Little Museum’s newspaper office recreates ‘Times’ past

Exhibition telling the history of ‘The Irish Times’ goes on display in Dublin

October 3rd, 2014: The Irish Times Editor’s Room exhibition at the Little Museum of Dublin is a snap-shot canter through some of the newspaper’s 150 year history, built around the persona of its most famous editor, RM Smyllie. Video: Bryan O'Brien


A little history of The Irish Times has gone on display at the Little Museum of Dublin on St Stephen’s Green.

The Editor’s Room is a re-creation of the paper at the time when it was run by Robert “Bertie” Smyllie, one of its most legendary and successful editors.

Smyllie was editor of The Irish Times from 1934 to 1954. The exhibition includes his old typewriter, which was given to The Irish Times by Maeve Binchy, and the front page of the paper marking VE Day on May 8th, 1945.

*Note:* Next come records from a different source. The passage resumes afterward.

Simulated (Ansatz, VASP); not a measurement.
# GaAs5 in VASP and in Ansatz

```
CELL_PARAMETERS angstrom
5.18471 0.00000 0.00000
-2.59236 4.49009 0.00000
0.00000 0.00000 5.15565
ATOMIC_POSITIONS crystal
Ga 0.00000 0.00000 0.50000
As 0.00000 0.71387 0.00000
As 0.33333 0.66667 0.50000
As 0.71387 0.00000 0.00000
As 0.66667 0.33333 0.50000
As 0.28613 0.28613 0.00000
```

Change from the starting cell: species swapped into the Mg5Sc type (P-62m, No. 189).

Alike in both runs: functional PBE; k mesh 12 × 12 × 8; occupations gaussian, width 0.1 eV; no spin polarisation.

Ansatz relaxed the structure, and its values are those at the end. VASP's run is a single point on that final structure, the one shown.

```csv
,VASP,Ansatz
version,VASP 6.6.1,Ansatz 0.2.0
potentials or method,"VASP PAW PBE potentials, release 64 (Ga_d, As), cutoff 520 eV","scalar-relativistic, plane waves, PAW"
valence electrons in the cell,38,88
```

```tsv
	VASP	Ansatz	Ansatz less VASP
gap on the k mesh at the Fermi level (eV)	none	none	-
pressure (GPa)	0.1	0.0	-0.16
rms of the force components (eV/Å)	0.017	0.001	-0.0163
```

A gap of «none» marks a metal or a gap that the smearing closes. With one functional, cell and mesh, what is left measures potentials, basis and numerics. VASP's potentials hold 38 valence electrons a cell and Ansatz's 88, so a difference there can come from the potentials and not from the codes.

In order to get past the censors, who frowned on partisanship in the war, Smyllie ensured the photographs on that front page were marked out in a V shape, a subliminal sign denoting support for the British war effort.

Smyllie’s old desk is also there, as is his desk lamp, donated by former deputy editor Dennis Kennedy.

The first front page of the paper from the first edition published on March 29th, 1859, is also on display.

The exhibition was curated by Irish Times journalist Peter Murtagh, who described the newspaper during Smyllie’s time as an “extraordinary place”.

It was The Irish Times of Patrick Campbell, Patrick Kavanagh, Flann O’Brien and others of the Palace Bar set. It was during this period that The Irish Times moved from being the traditional newspaper of Southern unionists to the mainstream newspaper it is today.

“Under Smyllie’s leadership, the paper began seriously to embrace the new State, reflecting and identifying with its interests as an independent country and not an adjunct of Britain,” Murtagh said last night. “It is not often remembered for instance that Smyllie gave Éamon de Valera a fair wind in his editorials when the Fianna Fáil leader attained power; nor that he gave little quarter to the Blueshirt element that emerged in Irish politics in the 1930s.”

Murtagh joked that Smyllie would never have survived nowadays, because he did not believe in interacting with his readers . “If you happen to work for a newspaper and you receive a letter, you must not, repeat not, in any circumstances reply to it,” he once told an underling. Instead, Smyllie suggested that an editor should always deploy the technique of “masterful inactivity”.